Zimbabwean education, despite being acclaimed as one of the best on the continent, has been lacking the crucial infusion of patriotic values; a glaring insufficiency in a curriculum that has been clamouring for reform in the past few years.
The same paucity has equally been visible in the calibre of graduates the country’s universities have been producing over the years; an anomaly The Patriot highlighted a few years ago as the root of the current problems eating into our systems.
This is the question that Dokora was trying to solve when he appeared before the Parliamentary Portfolio Committee on Education, Arts Sport and Culture last week.
“The proposed curriculum review will include introduction of a national school pledge for the infant school module, junior and secondary school to instill values of pride to be Zimbabweans,” Dokora said.

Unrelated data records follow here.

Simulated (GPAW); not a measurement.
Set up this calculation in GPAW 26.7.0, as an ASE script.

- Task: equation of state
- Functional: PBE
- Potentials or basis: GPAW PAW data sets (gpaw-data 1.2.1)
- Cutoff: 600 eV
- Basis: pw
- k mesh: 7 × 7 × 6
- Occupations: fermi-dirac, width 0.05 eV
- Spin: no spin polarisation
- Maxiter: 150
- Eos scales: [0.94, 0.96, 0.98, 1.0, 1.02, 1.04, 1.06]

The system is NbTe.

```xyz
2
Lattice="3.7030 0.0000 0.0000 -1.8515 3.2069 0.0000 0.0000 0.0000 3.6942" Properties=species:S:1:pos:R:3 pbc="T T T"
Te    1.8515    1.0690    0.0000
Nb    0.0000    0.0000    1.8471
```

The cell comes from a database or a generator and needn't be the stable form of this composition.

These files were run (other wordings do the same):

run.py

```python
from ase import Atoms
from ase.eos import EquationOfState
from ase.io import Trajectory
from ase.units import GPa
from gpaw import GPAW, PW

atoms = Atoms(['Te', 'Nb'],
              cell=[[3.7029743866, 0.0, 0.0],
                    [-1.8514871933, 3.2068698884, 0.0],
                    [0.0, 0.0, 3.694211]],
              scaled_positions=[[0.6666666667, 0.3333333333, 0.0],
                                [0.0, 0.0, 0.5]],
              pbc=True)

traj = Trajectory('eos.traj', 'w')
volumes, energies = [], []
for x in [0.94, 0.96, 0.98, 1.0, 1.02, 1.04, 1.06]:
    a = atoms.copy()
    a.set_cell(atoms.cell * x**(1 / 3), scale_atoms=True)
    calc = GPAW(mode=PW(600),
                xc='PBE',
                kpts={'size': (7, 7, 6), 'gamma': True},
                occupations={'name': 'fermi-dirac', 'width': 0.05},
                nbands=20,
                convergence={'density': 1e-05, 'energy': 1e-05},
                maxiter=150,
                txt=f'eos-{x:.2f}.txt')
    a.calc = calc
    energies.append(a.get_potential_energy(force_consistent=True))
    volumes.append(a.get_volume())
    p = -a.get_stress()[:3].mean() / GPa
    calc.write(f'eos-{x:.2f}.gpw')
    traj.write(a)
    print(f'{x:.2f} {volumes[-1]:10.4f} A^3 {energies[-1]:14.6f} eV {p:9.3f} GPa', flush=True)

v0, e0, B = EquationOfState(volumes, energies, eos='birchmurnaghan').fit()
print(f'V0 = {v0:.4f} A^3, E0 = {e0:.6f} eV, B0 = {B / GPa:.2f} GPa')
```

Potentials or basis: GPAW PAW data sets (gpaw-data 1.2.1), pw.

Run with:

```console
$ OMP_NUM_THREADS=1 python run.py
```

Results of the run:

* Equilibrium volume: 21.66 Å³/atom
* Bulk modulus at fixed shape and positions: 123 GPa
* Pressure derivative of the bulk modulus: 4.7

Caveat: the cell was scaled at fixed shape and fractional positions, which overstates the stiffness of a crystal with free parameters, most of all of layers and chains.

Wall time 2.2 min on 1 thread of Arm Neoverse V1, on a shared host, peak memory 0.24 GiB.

Zimbabwe’s education, while it is glittering on producing some of the best brains in the world, it is woefully short on producing patriots.
“If people challenge it (the proposal), I am willing to stand by it,” Dokora said.
“Other jurisdictions like America have a school pledge and every day they recite it.
“We should not doubt that our children should stand by their country.
“America has children of diverse cultures and even they salute the American flag.”
A curriculum that fuses the country’s liberation war history, patriotism, self-help skills, unity and development with academic prowess is the tonic for Zimbabwe’s anticipated development.
There is nothing wrong with pupils saluting the national flag and reciting a pledge of patriotism to their country.
Loving the country is not about ZANU PF alone as the MDC and their cousins in the civil society will say when they oppose Dokora’s proposal.
It is about cherishing and loving the country outside the boundaries of political affiliation.
For any country, infusing patriotism into their children is the absolute pinnacle.
That makes any potential denial of that proposal all the more strange.
Nobukatsu Fujioka, an associate professor of philosophy at Waseda University’s School of Culture, Media and Society says infusion of patriotic values involves more than just telling students to be patriotic.
That it requires overall evaluation of a curriculum just like what Dokora is proposing for Zimbabwe’s education system.
“But patriotism is not something that a teacher can instill into children simply by telling them to love their country,” says Professor Fujioka.
“One cannot present patriotism to children like a birthday cake that comes out of a box.
“It cannot be taught like showing them how to solve a quadratic equation, either.
“The essence of patriotic education lies in the orientation of an overall educational plan.
“It manifests itself in scattered fashion in various subjects and educational areas. “Children are encouraged to develop an interest in Japan, its people and its rich and unique culture in a natural way, and to nurture pride in and cherish their country.”
It is common cause that for any country, teaching love for one’s country occupies an important place in education.
This is where the British got us through the current curriculum.
Where we were supposed to be taught about Mbuya Nehanda and the liberation struggle, we were taught about Napoleon Bonaparte, Winston Churchill, Adolf Hitler and the First and Second World Wars.
Since the turn of the new millennium when our relations with our erstwhile colonisers turned sour, it became so easy for our so-called academics to abandon the ideals of the liberation struggle and our history in favour of a British funded and founded party and ‘ideology’.
There has been an equally sustained onslaught on our history by the Americans.
In November 2012, the US Embassy Public Affairs Section held a presentation where a collection of articles authored by former American Ambassador to Harare Charles Ray was translated to Shona.
Titled ‘Kwaunoenda Ndiko Kwakanyanya Kukosha Kudarika Kwaunobva’, the collection was aimed at rubbishing the country’s war of liberation among other issues.
The problem with our education is that it is too Westernised.
Therefore the proposed Dokora changes must among other things prioritise our history and patriotism.
For our children to salute the national flag and recite a pledge of patriotism at school is just a simple way of catching them young, just as the Americans and British do.